Monday, June 30, 2003

 

Last morning in NY

We're finishing up our trip to New York, by rights the last vacation we'll have in a long time. Not just because we're broke but because the company Cris works for has now taken up the practice of deducting mandatory days off from employees' vacation pay. So that even though it looks like she has two weeks of vacation saved up, five of those days are being decimated this week as the company makes everyone take a mandatory "vacation" the week of Independence Day. Thus we all become happy Americans.

I almost wrote "the company Cris still works for." Having spent more than ten years at Sybase, she must be one of the oldest employees now, what with the dotcom boom that drained off many workers and endless series of layoffs that canned many more. She's been there so long we still marvel each time she escapes a layoff. Until now it's been mostly a matter of morbid curiosity: which one of us would lose our corporate jobs first? I've been laid off three times from three companies in the last six years; Cris has dodged it each time. Now that we need the income, this has become less morbid curiosity and more anxious worrying. But I was raised a solid member of the middle class: I don't worry too much about whether I'll survive.
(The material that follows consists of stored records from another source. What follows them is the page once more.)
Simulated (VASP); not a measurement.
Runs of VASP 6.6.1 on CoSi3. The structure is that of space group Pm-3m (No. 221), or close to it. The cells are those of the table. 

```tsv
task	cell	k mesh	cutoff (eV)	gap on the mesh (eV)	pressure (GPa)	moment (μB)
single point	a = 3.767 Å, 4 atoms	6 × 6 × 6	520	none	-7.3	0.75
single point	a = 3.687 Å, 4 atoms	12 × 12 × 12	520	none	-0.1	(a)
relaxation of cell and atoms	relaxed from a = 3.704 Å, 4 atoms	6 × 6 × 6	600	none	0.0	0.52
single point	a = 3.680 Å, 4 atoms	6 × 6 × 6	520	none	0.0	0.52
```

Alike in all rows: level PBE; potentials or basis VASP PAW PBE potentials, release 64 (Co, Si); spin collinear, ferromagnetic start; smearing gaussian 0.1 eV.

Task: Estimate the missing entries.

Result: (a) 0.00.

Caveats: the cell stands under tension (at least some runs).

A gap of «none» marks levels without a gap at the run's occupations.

Yesterday, on our last full day in New York, we made our annual pilgrimage to the Bronx Zoo and the pen of Rapunzel, the Sumatran rhino. We learned the poor creature is sick. Sumatran rhinos famously die in captivity and this is one of three in the U.S. She's been here every time we've visited, for the last five years. When we got to the zoo in midday, she was conked out in the ground, snoozing in the heat; after 4:00 she was up and doing her usual pacing around the grass and dirt pen. I was glad that our last view of the creature was that of an active rhino, not a sleeping one.

Today all we're accomplishing is packing. Cris sent me out of the room to get me our of the way, so I'm at a Kinko's, where they charge 30 cents a minute (!) to use these machines.

As I've said before, this is my last fling before I actually settle down and, for the first time since early October, get a job -- at a large national chain bookstore. I'll be working for a friend so I won't be able to publish much dirt about the l.n.c.b. -- she's doing me a favor by hiring me in these times. A church secretary job is the only other thing on the horizon for me.

New jobs mean the end of long mornings of reading the paper and long afternoons of working on my (fortunately completed) book. Of course, I suppose I could sell my (fortunately completed) book for a lot of money and won't have to work after all, but since the liklihood of that is nil, I'll be selling books in the more common way: over the counter. I'll be sure to note the first time if and when someone actually buys one of my own books.

Saturday, June 28, 2003

Still in New York

Cris and I are supposed to be doing this trip on the cheap. Most of our hotel is being paid for by our Hilton "points," and her air ticket was free. We're not spending the way we used to -- no Broadway show tickets. But we're still spending a lot, I'm afraid, on meals and souvenirs. We walk into a museum shop and emerge fifty or eighty bucks later. Credit cards are dangerous things.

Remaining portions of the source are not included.